The PCF’s fellow Stalinists in the South African Communist Party (SACP), who historically have supported the ANC, dismissed the police killing of strikers as “worker-to-worker violence.”
The massacre of South African miners is an event of international significance, testifying to the murderous hostility of bourgeois “left” parties and the trade union apparatus towards any militant movement of the working class that threatens to escape the suffocating grip of the official unions. It is also a sharp warning to the working class internationally.
By praising police toadies in South Africa as fighters for justice and the rule of law, the PCF is signaling that it and PCF-affiliated unions like the General Confederation of Labor (CGT) will not object to similar acts of police violence to crush strikes in Europe.
The rest of France’s petty-bourgeois “left,” which operates within the CGT and with the PCF on the periphery of France’s social democratic government, is maintaining a telling silence on this outrage. As of this writing, five days after the killings, the New Anti-capitalist Party (NPA) has still not commented on the Marikana massacre on its web site.

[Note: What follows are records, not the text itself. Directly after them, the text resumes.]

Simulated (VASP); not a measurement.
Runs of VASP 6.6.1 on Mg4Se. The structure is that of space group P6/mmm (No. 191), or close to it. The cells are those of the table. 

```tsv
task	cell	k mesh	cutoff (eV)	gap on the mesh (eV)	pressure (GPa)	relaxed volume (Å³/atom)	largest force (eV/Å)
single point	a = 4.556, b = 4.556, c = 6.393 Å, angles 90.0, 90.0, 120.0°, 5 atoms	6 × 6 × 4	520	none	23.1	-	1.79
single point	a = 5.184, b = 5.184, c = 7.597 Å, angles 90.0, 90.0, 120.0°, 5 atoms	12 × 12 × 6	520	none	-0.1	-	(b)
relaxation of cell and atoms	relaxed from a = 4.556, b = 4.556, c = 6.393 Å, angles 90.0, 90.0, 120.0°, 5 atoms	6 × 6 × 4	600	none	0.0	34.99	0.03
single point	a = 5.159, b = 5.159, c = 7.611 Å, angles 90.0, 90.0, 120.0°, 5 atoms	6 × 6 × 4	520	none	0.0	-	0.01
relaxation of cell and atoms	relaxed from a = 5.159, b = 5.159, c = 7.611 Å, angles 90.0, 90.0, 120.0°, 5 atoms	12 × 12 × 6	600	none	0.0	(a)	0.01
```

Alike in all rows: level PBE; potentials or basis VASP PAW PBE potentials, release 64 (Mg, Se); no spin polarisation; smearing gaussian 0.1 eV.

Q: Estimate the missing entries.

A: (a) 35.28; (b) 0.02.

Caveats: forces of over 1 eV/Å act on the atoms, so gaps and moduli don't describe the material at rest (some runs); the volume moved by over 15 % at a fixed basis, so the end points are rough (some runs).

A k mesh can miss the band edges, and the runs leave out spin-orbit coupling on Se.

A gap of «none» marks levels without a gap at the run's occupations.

As for the Workers Struggle (LO) group, the CGT’s most dogged promoter, it has published only one brief, eight-line news dispatch on the massacre. LO is totally silent on the role of the ANC and NUM, but concludes: “Whatever some kind souls may claim, the class struggle is still present, sometimes ferocious. This is proof.”
LO’s platitudes are calculated to allow the French petty-bourgeois pseudo-left to maintain its political support for the organizers of the Marikana massacre.